The May 2019 Update for the Xbox One system software is now rolling out and brings some minor refinements to the Friends List, Message List, and Games/Apps List.
Starting with the latter, the app list now ignores “a”, “an”, and “the” when sorting or grouping alphabetically. This is the kind of change that surprises me they didn’t already do this because it almost always makes lists easier to use. Video games don’t even have The the have to deal with.
The change in Messages is rather inexplicable. There’s a sensible change: incoming message requests from your friends are now prioritized, while requests from non-friends are placed in a separate category. But for some reason, Microsoft will delete all group messages as a result. You can store backups of the messages on Xbox.com for a limited time, and messages with individual users are safe, but the group messages all go. There is no apparent justification for this change, because even if a major change were made to group messages, you would expect Microsoft to handle the migration of the messages from old to new.

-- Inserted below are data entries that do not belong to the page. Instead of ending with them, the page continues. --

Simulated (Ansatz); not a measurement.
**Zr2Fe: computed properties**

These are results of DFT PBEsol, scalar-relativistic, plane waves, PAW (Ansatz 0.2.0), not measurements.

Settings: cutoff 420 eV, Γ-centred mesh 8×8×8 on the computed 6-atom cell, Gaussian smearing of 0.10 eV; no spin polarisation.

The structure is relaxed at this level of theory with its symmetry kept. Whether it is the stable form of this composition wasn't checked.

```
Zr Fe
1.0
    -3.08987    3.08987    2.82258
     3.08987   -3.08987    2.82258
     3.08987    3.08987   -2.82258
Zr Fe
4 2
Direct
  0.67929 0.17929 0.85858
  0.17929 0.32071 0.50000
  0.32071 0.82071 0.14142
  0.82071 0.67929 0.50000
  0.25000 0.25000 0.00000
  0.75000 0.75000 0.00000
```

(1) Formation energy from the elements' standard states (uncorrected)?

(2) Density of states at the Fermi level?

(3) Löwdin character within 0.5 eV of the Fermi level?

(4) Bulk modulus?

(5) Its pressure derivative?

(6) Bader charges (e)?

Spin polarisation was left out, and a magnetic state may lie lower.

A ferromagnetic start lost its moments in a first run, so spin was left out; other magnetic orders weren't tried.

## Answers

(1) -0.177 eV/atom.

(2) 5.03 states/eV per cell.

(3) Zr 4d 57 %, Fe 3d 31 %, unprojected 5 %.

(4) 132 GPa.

The most interesting change, however, is that of the friends list. Microsoft adds indicators next to each online friend’s name to indicate whether they’re playing a game on console, using the Xbox app on Windows, or using the Xbox app on a smartphone. This should make it easier to know who to invite to games, especially as cross-platform play is becoming more common. Plus, it underscores Microsoft’s move to make Xbox a hardware-independent gaming brand: you’re still part of the Xbox ecosystem when you’re on PC or mobile. Xbox is not the hardware: Xbox plays games with your friends, wherever you and they are.
On the PC side, Windows 10’s Game Bar is rebranded as Xbox Game Bar, and the latest preview also includes the “Looking for Group” feature used to find people playing the game you want to play. Start a search for people who want to join your game and you’ll get a notification that someone has been found not only on PC, but also on Xbox. This feature was previously available on Windows in the Xbox appbut putting it in the game bar makes it faster and easier to use.
All in all, it feels like Microsoft is blurring the lines between Xbox, PC, and mobile gaming, and we can only expect those lines to get even more blurred in the future. The Xcloud gaming service further erodes these platform differences – while the premium experience will be offered on the console or a high-end PC, game streaming should be able to play many games on almost any hardware. The last missing piece would certainly be the ability to play Xbox games on PC. There are already signs that Microsoft is working on this, but such a change would further amplify this shift in emphasis from console hardware to gaming wherever you are.